The goal of the South Africa-Zambia Trade Mission is to provide U.S. participants with first-hand market information, and one-on-one meetings with business contacts, including potential agents, distributors and partners so they can position themselves to enter or expand their presence in the South African and Zambian markets.

Mission Scenario

The South Africa-Zambia Mission will visit Johannesburg, Cape Town and Lusaka, with an optional visit to Ndola in Zambia’s Copper Belt, allowing participants to access the largest markets and business centers in the two countries. In each city, participants will meet with potential business contacts.

Proposed Mission Timetable

Day of Week




Nov 25

Arrive in Lusaka


Nov. 26


Mission Meetings Officially Start
Breakfast briefing with U.S. Embassy Staff
One-on-one business appointments
Evening business reception


Nov 27


Optional flight to Ndola (Copper Belt)

Travel to Johannesburg

In Lusaka one-on-one business appointments continue and for those companies with mining, transport and other meetings in the northern copper belt, morning flight to Ndola for meetings. Evening flights (Lusaka and Ndola) to Johannesburg.


Nov. 28


Briefing by U.S. Embassy Staff

One-on-one business meetings

Evening business reception


Nov. 29

Johannesburg and Travel to Cape Town

One-on-one meeting continue in Johannesburg

Briefing by Cape Town Consulate Staff

Networking reception in Cape Town


Nov 30

Cape Town

One-on-one business appointments continue

Mission ends.

*Note: The final schedule and potential site visits will depend on the availability of local government and business officials, specific goals of mission participants, and air travel schedules.
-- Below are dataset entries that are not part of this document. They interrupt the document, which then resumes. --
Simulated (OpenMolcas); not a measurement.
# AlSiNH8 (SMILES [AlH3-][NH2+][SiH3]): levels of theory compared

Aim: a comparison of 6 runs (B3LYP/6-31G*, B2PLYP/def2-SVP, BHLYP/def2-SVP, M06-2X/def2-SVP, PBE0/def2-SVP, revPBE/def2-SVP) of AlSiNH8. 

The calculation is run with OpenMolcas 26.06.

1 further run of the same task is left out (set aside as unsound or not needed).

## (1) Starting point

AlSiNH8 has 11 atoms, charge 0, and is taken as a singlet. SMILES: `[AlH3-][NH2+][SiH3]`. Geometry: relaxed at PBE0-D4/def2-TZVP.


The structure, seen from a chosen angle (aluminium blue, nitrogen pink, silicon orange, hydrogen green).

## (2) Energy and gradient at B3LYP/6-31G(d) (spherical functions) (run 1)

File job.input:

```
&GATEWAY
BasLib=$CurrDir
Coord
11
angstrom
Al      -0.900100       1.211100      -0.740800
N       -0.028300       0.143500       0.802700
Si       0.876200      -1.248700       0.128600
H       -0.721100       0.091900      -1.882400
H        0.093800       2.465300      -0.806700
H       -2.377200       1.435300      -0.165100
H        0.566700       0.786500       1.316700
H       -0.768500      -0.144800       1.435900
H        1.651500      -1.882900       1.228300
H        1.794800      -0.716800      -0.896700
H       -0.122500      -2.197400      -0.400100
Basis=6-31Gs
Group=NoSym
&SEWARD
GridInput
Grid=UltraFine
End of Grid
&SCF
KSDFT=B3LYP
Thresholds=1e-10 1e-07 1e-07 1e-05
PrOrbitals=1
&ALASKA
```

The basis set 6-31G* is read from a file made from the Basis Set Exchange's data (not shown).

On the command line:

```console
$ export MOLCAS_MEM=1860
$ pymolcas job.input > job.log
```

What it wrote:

Participation Requirements

All applicants will be evaluated on their ability to meet certain conditions and best satisfy the selection criteria as outlined below. The mission is designed for a minimum of 15 and a maximum of 20 to participate in the mission from the applicant pool. U.S. companies already doing business in the target markets as well as U.S. companies seeking to enter these markets for the first time are encouraged to apply.

Fees and Expenses

After a company has been selected to participate on the mission, a participation fee to the U.S. Department of Commerce is required. The participation fee for one representative is $4350 for a small or medium-sized enterprise (SME)1 and $4900 for large firms. The fee for each additional firm representative (SME or large) is $450. Expenses for travel, lodging, some meals, and incidentals will be the responsibility of each mission participant.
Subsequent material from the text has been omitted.